Analysis of diverse classes of metabolitesby CE-MS is challenging because migration of acidic groups often requires pressure assistance and different ionization polarities. This work analyzes both organic acids and amino acids with a porous junction sheathless CE-ESI-MS system in a single run by derivatizing multiple functional groups in a rapid one pot, two stage schemes. Thus, different classes of metabolites share common tags that improve the ionization efficiency and in the case of carboxylates, inverts the charge. The major benefit in using CE-MS is the ability to separate and detect analytes of interest without the interferences from the reaction matrix.

2. Materials and methods

2.1. Reagents and materials

All chemical reagents and materials were purchased from Sigma-Aldrich (St. Louis, MO, USA) and Fisher Scientific (Pittsburgh, PA, USA) unless otherwise noted. N-[(Dimethylamino)-1H-1,2,3-triazolo-[4,5-b] pyridin-1-ylmethylene]-N-methylmethanaminium hexafluorophosphate N-oxide (HATU), 1-Chloro-N, N,2-trimethyl-1-propenylamine, 3-(Diethylamino) propionic acid, dimethylformamide, pyridine, N, N-Diethylethylenediamine, endothelial growth medium (EGM) and fetal bovine serum were purchased from Sigma-Aldrich. Ammonium formate, organic acids and amino acids standards, D-glucose anhydrous, Phosphate Buffered Saline (PBS), liquid chromatography mass spectrometry (LCMS) grade methanol and water, formic acid and culture dishes were purchased from Fisher Scientific. The amino acids are noted according to their one letter code. Fused silica capillary was purchased from Polymicro Technologies (Phoenix, AZ, USA).

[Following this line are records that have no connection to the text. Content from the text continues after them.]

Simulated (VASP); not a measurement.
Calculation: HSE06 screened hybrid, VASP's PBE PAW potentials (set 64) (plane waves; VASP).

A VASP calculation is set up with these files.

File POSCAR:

2.2. Tag synthesis and derivatization

Ghosez chlorinating reagent (1-Chloro-N, N,2-trimethyl-1-propenylamine. 300 mM) and 3-(Diethylamino) propionic acid (300 mM) were mixed in 1.5 mL Eppendorf Safelock Biopur tube that contained 1 mL anhydrous dimethylformamide (DMF) and left to react for 2 hours under room temperature. This resulted in the amine/hydroxyl tag, 3-(Diethylamino) propionyl chloride.

Anhydrous pyridine (4 μL) and 3-(Diethylamino) propinoyl chloride (100 μL) was added to dried analyte standards (50 μL) at room temperature. After 30 minutes of reaction, the first derivatization step was quenched by adding 7μL of N, N-Diethylethylenediamine, followed by addition of 50 μL HATU (1M) and left to react for 70 minutes at room temperature. After the dual-step derivatization, vials were diluted with 290 μl 5 mM ammonium formate buffer.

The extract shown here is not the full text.